The City of Fayetteville, North Carolina, underwent a significant reorganization of staff in 2015 by carving both a Budget and an Internal Audit department from its existing Finance department. While the rationale for the reorganization was solid, the result of the reorganization was that a large group of senior finance personnel relocated to these departments – leaving an experience gap. Shortly thereafter, the City’s CFO, who had 25 years of experience in municipal finance, retired. Next, the City Manager resigned and was replaced with an interim manager.

Starting from Chaos

The end result of all this personnel chaos was that the City was left with little experience – top to bottom – in its Finance department. In fact, fewer than 10 percent of the employees in the Finance department at this time had more than one year of municipal finance experience.

Finance Department Challenges

The lack of experience in this area of operations soon became apparent.

  • Critical deadlines were missed.
  • Both internal and external customer satisfaction was down.
  • Employee morale in the Finance department began to tank as people were called on to learn multiple roles on the fly. They had few mentors in the department and most operational procedures resided in people’s heads rather than in documented standard operating procedures.

Not only had the department lost many experienced personnel in the reorganization, but now turnover among the new employees was beginning to rise as job satisfaction sank. The situation was becoming dire.

The Plan for Change

The Interim City Manager realized that the situation in the Finance department was deteriorating rapidly. He enlisted the help of the Strategic Planning and Analytics (SPA) office and tasked this office with developing a plan to right the ship in the Finance department. The SPA plan consisted of the following steps:

  • Gather internal and external customer pain points via a customer survey.
  • Construct a list of finance employee pain points via facilitated focus groups.
  • Conduct finance employee brainstorming sessions to identify:
    • Major areas of work performed in Finance
    • Roles and associated major responsibilities needed to perform this work
    • Major finance work processes
  • Conduct process value mapping sessions with finance employees to:
    • Map major work processes.
    • Map roles to process activities.
    • Identify non–value-added activities.
  • Develop a master list of Finance deliverables with associated due dates.
  • Develop and implement an onboarding process for the Finance department.
  • Enlist a group of key internal stakeholders as a steering committee for the project.

Methods and Tools Used

SPA used a number of quality tools in planning and executing this plan. The City adopted the DMAIC (Define, Measure, Analyze, Improve, Control) framework as its preferred method of performing process improvement and major problem-solving initiatives and this was the framework used on this project.

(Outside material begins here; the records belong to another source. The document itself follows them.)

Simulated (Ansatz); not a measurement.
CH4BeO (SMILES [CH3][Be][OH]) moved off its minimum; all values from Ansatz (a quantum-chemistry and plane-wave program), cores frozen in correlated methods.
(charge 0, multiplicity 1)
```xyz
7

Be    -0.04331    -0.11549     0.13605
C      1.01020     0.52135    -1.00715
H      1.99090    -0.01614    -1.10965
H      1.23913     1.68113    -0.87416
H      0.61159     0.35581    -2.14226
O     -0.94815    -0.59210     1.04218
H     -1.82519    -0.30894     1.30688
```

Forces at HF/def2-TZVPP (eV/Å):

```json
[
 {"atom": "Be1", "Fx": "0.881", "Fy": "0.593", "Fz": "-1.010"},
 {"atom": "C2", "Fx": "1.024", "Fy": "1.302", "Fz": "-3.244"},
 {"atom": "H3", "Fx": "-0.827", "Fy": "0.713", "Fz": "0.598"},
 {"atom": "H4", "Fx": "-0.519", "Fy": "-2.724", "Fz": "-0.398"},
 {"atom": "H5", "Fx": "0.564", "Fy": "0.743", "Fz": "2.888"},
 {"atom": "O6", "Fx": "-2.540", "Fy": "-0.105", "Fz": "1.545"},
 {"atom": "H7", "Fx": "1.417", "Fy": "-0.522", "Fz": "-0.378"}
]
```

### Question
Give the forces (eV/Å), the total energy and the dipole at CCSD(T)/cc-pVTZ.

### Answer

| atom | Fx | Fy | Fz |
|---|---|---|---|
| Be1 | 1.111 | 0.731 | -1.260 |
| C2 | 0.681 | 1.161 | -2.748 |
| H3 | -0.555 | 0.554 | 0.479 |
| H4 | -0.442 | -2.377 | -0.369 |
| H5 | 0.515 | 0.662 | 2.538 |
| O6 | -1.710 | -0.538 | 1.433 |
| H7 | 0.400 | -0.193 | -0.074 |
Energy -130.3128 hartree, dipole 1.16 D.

  • The City used John Kotter’s eight-step change model for its change management methodology.
    1. Create urgency.
    2. Form a powerful coalition.
    3. Create a vision for change.
    4. Communicate the vision.
    5. Remove obstacles.
    6. Create short-term wins.
    7. Build on the change.
    8. Anchor the changes in corporate culture.
  • Value stream mapping techniques were employed – along with root cause analysis tools such as the 5 Whys and Ishikawa diagrams – to optimize processes and identify waste.
  • Aspects of the Information Technology Infrastructure Library (ITIL) were brought to bear on the project as well. Although ITIL is primarily a best-practice framework for IT service management, it also contains guidance on process performance that can be applied universally. Specifically, the City tapped into ITIL guidance on topics such as process triggers and role definitions of process owners, managers and practitioners.
  • Finally, the City employed Project Management Institute (PMI) guidance so that best practices in project management would be used in execution of the overall project.

Project Successes

The project was executed over the course of a mere 14 weeks. (Best practice indicates that project success is much higher for projects in the 90- to 120-day window than for projects that run longer than 120 days.) The project was constrained by the beginning of the fiscal year-end close and annual audit processes. Once those tasks began, Finance department employees would not have adequate time to devote to the improvement project. However, during the 14-week window, the project team was able to achieve multiple points of progress:

  • Conduct and analyze an electronic survey of both internal and external customers.
  • Conduct facilitated focus groups with Finance department employees.
  • Identify major work areas, roles and responsibilities.
  • Map major work processes to include triggers, process owners and roles per process activity.
  • Optimize many major work processes.
  • Create a matrix of department deliverables with due dates.
  • Create and implement a departmental onboarding program.
  • Create standard operating procedures (SOPs) for major functions.
  • Create an education plan for each employee based on mapping employees into roles defined earlier in the process.

Next Steps

Other results from this project were:

  • The department’s year-end close was accelerated by six weeks compared to the previous year.
  • Ninety percent of the staff now has more than one year of municipal finance experience.
  • The department is stable enough for the organization to begin initial preparations for an enterprise resource planning (ERP) system upgrade.

The groundwork has been laid for the Finance department to make exponential improvements in service delivery in the coming years while better engaging its employees in meaningful and satisfying work.